A standout project in Andy Pavlo’s 15-445/645 course on database systems is Project 0: C++ Primer which asseses your knowledge of basic C++ features like:

  • references
  • std::move
  • templated functions and classes
  • smart pointers
  • locks
  • STL containers (std::set, std::vector, std::unordered_map)

This mandatory project is supposedly a self-evaluation safety mechanism for students on 15-445 to ensure they have enough C++ preparation to finish the course. Therefore, if you’re brushing up on your C++ skills then completing this project is an excellent goal.

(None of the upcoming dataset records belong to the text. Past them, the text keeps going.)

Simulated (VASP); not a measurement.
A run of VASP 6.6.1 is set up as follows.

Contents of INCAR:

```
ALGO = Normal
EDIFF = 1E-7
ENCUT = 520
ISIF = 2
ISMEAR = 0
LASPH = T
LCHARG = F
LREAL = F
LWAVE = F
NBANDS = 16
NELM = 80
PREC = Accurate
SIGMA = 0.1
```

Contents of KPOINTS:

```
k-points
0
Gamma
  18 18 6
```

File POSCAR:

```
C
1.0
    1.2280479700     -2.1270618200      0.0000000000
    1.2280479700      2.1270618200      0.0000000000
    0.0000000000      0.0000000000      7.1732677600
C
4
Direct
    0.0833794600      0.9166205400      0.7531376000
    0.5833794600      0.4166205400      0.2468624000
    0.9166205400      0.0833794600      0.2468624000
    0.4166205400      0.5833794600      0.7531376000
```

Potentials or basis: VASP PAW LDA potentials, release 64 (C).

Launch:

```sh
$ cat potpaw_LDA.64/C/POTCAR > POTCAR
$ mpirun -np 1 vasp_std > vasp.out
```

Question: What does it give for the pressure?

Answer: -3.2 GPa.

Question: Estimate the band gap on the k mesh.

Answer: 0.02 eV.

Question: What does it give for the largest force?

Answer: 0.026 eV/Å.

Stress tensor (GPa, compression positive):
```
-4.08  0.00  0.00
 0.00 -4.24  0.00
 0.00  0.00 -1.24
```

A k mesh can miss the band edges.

Make sure to get into the habit of referring to the core language standards and style while writing your code:

This project builds a concurrent key-value store backed by a copy-on-write trie. You can find the starting code in the BusTub repository created for this course (we will only be dealing with Project 0).

$ git clone https://github.com/cmu-db/bustub.git
$ cd bustub
# macOS
$ build_support/packages.sh
$ mkdir build && cd build
$ cmake -DCMAKE_BUILD_TYPE=Debug ..
$ make -j`nproc`

We can test our using the four in-built GTest unit test cases.

$ cd build
$ make trie_test trie_store_test -j$(nproc)
$ make trie_noncopy_test trie_store_noncopy_test -j$(nproc)
$ ./test/trie_test
$ ./test/trie_noncopy_test
...

If you are interested in using gdb for debugging, then you might like this presentation by Greg Law.

Copy-on-write KV store

Copy-on-write (COW) is a common strategy used to resolve concurrency and reliability issues. Essentialy, any update operation to an original, shared resource requires a new, private copy to be made and parts of the original copy which are unchanged are re-used in the private copy. This approach is seen in network file servers like:

  • NetApp’s Write Anywhere File Layout (WAFL)
  • ZFS (Sun/Oracle)

Copy-on-write with data blocks mapped using inodes


The transactional/atomic nature of COW is apparent because if the write operation is interrupted (i.e., if a crash occurs in the middle), then the state of the old version is unchanged. Transactions only update the old version when they are committed, which in this case means persisting the new version. Old version pointers can be stored as snapshots to provide instant and cheap backups.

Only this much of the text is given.